By Priam Nepomuceno

MANILA – A ranking official of the National Task Force to End Local Communist Armed Conflict (NTF-ELCAC) on Monday joined the clamor calling for justice for the civilians killed in Negros Island due to alleged “spy-tagging” by New People’s Army (NPA) remnants.
NTF-ELCAC executive director Undersecretary Ernesto Torres Jr. made the call after reports coming from the Armed Forces of the Philippines’ 3rd Infantry Division (ID) indicated that 28 persons have so far been killed since March last year, or an average of two civilians killed or murdered every month.
“This pattern of killings is deeply alarming and morally indefensible. When two civilians are being murdered every month on one island alone, we are no longer speaking of isolated incidents, we are confronting a sustained campaign of terror,” he added.
Latest data from the 3rd ID showed that the most recent victim was an elderly woman shot outside her home in Barangay Tapi, Kabankalan City, Negros Occidental after being accused by the NPA of being linked to a previous encounter between government troops and communist rebels.
Torres stressed that branding civilians as informants or “spies” without due process effectively paints a target on their backs.
“This is the deadly consequence of so-called ‘spy-tagging.’ Once labeled by the communist terrorist group as a traitor or government asset, a civilian becomes a marked individual — condemned without trial, without evidence, without humanity,” Torres said.
He recalled the earlier killing of elderly civilian Leonor Anguit, after being publicly accused by communist elements of being a spy. Her death, the NTF-ELCAC official said, reflected a pattern of executions carried out against defenseless individuals.
“The killing of Lola Leonor Anguit shocked the conscience of the nation. An elderly woman — publicly vilified, then brutally silenced. That is not armed struggle. That is terrorism inflicted on one’s own people,” Torres said.
Torres also warned that the steady average of two fatalities per month signals a disturbing normalization of violence in communities already burdened by poverty and insecurity.
“Two civilians every month is not a statistic — it is a family shattered, a community traumatized, and a future stolen. Violence has no place in communities that are striving for peace and development,” he said.
He echoed the 3rd ID’s call urging the Commission on Human Rights (CHR) to conduct a thorough, impartial, and transparent investigation into the killings.
“We respectfully urge the CHR to look squarely into these crimes. Human rights must apply equally to all. The rights of farmers, elderly women, laborers, and ordinary community members in Negros deserve the same vigilance and protection as any other Filipino,” he said.
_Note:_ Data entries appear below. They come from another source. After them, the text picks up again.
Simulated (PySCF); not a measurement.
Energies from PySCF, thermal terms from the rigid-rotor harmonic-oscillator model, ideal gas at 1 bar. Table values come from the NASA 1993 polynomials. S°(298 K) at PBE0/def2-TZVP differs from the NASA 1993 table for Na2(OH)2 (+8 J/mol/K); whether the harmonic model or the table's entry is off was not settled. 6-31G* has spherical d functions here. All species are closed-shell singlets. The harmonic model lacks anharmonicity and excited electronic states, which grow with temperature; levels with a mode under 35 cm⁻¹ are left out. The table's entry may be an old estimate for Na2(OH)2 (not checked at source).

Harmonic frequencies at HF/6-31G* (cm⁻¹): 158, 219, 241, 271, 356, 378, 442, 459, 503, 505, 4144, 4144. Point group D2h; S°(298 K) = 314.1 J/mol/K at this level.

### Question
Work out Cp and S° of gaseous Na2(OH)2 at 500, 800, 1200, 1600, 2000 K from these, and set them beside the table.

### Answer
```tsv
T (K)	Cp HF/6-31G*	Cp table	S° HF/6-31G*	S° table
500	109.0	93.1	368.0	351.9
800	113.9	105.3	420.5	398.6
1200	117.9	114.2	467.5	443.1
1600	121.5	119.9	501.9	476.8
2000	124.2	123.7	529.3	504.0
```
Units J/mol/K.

Torres underscored that the country must reject any narrative that justifies violence against civilians under the guise of ideology.
“Justice must never be selective. Silence in the face of these killings only emboldens further bloodshed. We stand with the families of the victims and demand accountability. The blood of civilians must never be trivialized as collateral to ideology,” Torres said. (PNA)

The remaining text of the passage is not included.